Quaker radicalism didn’t emerge in a vacuum. To understand their self-effacing universalism and obsessive moralism, especially their modern anti-White orientation, you must trace it back to the earliest religious and ethnocultural foundations of the American experiment.

David Hackett Fischer’s Albion’s Seed is indispensable here. He identifies four major British folkways that shaped early settlement patterns. Among them, the “Peaceable Kingdom” of the Delaware Valley, settled primarily by English Quakers and German Pietists, is the most telling. These were not the Calvinist frontiersmen of the backcountry or the Cavalier planters of the Tidewater South. They were radical Protestant utopians, driven by an inner light, a belief in human perfectibility, and a deep hostility to hierarchy, coercion, and blood loyalty. They rejected inherited social orders in favor of abstract moral conscience.

From the outset, this made the Quakers ideologically predisposed toward egalitarianism, not just in spirit, but in law, culture, and politics. They opposed slavery, but also discipline, war, and anything resembling natural rank. Their idea of peace was not the peace of order, but the peace of surrender. Their need for moral purity turned inward, and then gradually outward, projecting itself as a crusade against all distinctions. What began as pacifism became cultural disarmament. What began as religious dissent became pathological altruism.

This is why modern Quaker descendants, and those shaped by their ethos, have become icons of social justice fanaticism. Not because they consciously hate Whites, but because their tradition teaches them to dissolve boundaries, to blur identity, and to elevate abstract humanity over particular loyalty. They are compelled to bear witness, even when that means celebrating the erasure of their own kind. The homemade cake comes with a lecture on open borders. The smiling pacifist conceals a moral zealot. They are not rebels. They are believers, firm in a creed that sees identity as guilt and history as something to be corrected, not remembered.

What we call wokeness is simply the Quaker impulse without God, repurposed for the managerial state. The inner light becomes institutional guilt. The cake remains, but the country dissolves.
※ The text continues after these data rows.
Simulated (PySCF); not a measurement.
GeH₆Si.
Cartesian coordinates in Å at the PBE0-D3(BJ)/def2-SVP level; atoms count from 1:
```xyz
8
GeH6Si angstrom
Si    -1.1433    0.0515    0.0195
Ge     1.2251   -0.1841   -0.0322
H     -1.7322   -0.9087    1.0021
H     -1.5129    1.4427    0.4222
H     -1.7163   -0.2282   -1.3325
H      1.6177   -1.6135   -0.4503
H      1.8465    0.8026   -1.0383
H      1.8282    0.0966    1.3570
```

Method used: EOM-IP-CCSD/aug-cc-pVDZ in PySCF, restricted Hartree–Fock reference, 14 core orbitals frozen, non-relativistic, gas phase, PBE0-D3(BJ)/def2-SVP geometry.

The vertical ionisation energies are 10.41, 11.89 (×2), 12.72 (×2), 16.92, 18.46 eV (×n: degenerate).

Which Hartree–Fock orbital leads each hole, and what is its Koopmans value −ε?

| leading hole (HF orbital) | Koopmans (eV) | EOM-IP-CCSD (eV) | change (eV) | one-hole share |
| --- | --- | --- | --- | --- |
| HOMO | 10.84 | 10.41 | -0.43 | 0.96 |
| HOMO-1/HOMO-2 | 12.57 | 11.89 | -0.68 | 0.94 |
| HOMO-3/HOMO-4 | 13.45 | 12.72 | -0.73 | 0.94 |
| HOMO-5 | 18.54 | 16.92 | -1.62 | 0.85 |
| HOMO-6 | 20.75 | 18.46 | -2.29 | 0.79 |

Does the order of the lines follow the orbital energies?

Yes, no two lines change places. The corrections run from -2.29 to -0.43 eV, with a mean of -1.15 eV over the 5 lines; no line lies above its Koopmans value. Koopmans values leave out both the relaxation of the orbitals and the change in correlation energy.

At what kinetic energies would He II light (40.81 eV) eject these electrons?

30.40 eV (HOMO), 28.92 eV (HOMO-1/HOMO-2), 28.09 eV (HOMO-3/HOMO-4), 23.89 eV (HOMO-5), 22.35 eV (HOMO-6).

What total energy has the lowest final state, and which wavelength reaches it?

In this sense, contemporary Western liberalism is not a departure from Christianity, but its afterlife. It is Christian theology without Christ, universalism without transcendence, repentance without redemption. It preserves the moral absolutism, the zeal for the outcast, and the sacrificial posture of the Cross, but empties it of divinity. What remains is not faith, but an ethic: a restless, moralizing, borderless creed that cannot forgive, cannot forget, and cannot stop until the last distinction is erased.